Wednesday, November 2, 2011

So here I am...In Guernsey

I have now been here for a week and a half and have to say that I'm rather enjoying myself :) Its a little serial that Im actually here..and not only that i am here, but that i'm here to stay for a while...that I have move from my the house where I have lived for 21 years, moved away from my parents who still really looked after me, away from friends who I love to spend time with, away from my big sister who  takes me out for tea and cake and always has amazing biscuits in the Ballah house, and away from Steve and Tina..and even though they live an hour away...its still seems unfair that now that Tina lives in England and I don't!! As well as moving away from...big roads, 70mph speed limits and 24 hour shops.

BUT...I know that God has a plan for my life and the path that he has taken me on so far, has led me to the place I am now! On a very small island surrounded by A LOT of water (I hate water), where everyone eats fish (I dont eat fish) and spend the whole summer out on their boats(I HATE WATER)...hmm...I sometimes think that God may have had a little chuckle to himself when he was coming up with this plan....

So how did I get here...It all started in 2008 when I was in college studying childcare...that was the same year that Michelle and Graham Cornwall had three beautiful children. One of the placements that we have to complete is a home placement...and I got placed with the Cornwalls, BUT...I did my home placement at a different time to the rest of the group..at the time I got placed with the Cornwalls, I was meant to be in a special needs placement, however the school that I was going to, was not ready for me, hence doing my home placement first! On my second day with Michelle and the triplets I found out that the family were christians and from that point on I knew that God was really in this!!!  The more we talked that more we found links, we had been to the same churches, we knew some of the same people! BUT i never would have guessed that nearly 4 years down the line I would be living in their home, in a different country (kindof ish..)

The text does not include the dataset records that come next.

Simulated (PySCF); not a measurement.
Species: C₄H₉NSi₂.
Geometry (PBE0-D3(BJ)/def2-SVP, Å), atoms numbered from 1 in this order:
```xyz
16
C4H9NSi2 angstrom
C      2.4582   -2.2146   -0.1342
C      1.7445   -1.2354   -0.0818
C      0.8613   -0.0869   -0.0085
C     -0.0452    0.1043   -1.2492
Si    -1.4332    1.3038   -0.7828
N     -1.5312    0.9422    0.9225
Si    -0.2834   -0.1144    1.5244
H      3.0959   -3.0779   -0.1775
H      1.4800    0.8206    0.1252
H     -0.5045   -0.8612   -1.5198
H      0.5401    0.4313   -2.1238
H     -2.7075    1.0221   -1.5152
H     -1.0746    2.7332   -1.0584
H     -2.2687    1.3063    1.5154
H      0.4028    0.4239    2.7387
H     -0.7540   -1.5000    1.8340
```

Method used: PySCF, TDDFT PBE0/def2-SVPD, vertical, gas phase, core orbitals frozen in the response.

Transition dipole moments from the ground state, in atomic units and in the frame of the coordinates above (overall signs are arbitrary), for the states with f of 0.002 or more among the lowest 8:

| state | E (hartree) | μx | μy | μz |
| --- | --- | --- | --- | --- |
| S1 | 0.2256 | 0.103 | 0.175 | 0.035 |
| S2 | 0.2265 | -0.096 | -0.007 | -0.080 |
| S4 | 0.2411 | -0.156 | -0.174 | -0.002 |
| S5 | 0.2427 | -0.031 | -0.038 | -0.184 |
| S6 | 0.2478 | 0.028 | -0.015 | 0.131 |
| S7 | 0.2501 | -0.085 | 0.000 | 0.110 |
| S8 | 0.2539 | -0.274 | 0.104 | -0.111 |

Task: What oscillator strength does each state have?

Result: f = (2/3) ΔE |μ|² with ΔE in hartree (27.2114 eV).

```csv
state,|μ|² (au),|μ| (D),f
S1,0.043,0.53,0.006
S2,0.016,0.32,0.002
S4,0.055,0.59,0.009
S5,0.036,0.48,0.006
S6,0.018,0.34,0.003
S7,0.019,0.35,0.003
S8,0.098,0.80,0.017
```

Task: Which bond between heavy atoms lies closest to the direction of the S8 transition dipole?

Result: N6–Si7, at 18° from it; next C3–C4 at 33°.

There are sooo many more things that I could tell you about, so many things that came together, that slotted in to place, that just made sense, over the 4 years that God most definitely had a hand in!

And so here I am completing an internship with a church in Guernsey, I still have questions, I still dont quite now why I am here...but I do know that this is where God wants me right now!! I mean there has been 4 years of planning and preparation to get me to this place.

I was just talking to someone the other day, about the fact that over the last few years I have been able to hide. For some reason I decided that I did not like to be up the front, leading things, running things, talking in front of people. I often worried about what people would think, what if I got something wrong, didn't do something they way other people thought it should be done, what if people didnt like or agree with what I was saying? But as I was driving my car today to register my car in guernsey and to get a guernsey number plate, I was just thinking about the fact that whilst I have had my UK licence plate I have stood out..people have know that I am not a true Guern!! I felt God say...you might be changing your number plate, so your car will blend in more... But you must not hide anymore!!

So I dont really know what God has in sort for me whilst I am here but I do know that this is where I should be God plan for me, brought me here and I also know that whilst I am here I should not hide or try to blend in but that I should stand up, step out, and speak up!!

There are so many doors that are opening up already I cant wait to see what God has in store!! :)


And just a little side note of things have interested me so far:
         The roads....are TINY!!!
         If you go out at night it is DARK!! there are very few street lights!!
         Shops close!!
         Petrol is cheap!!
         Everyone is soooo chilled!!
         People are friendly!
         By the age of 25 you are married and have atleast one child!
         I can not get home without getting lost...the roads are just so strange you think your going one way and you actually not.
        and lastly it is actually soo nice when your driving along you turn a corner and see the sea!!! I smile everytime!! :)

1 comment:

  1. uhhh that kinda made me cry!!! this is going to be so great!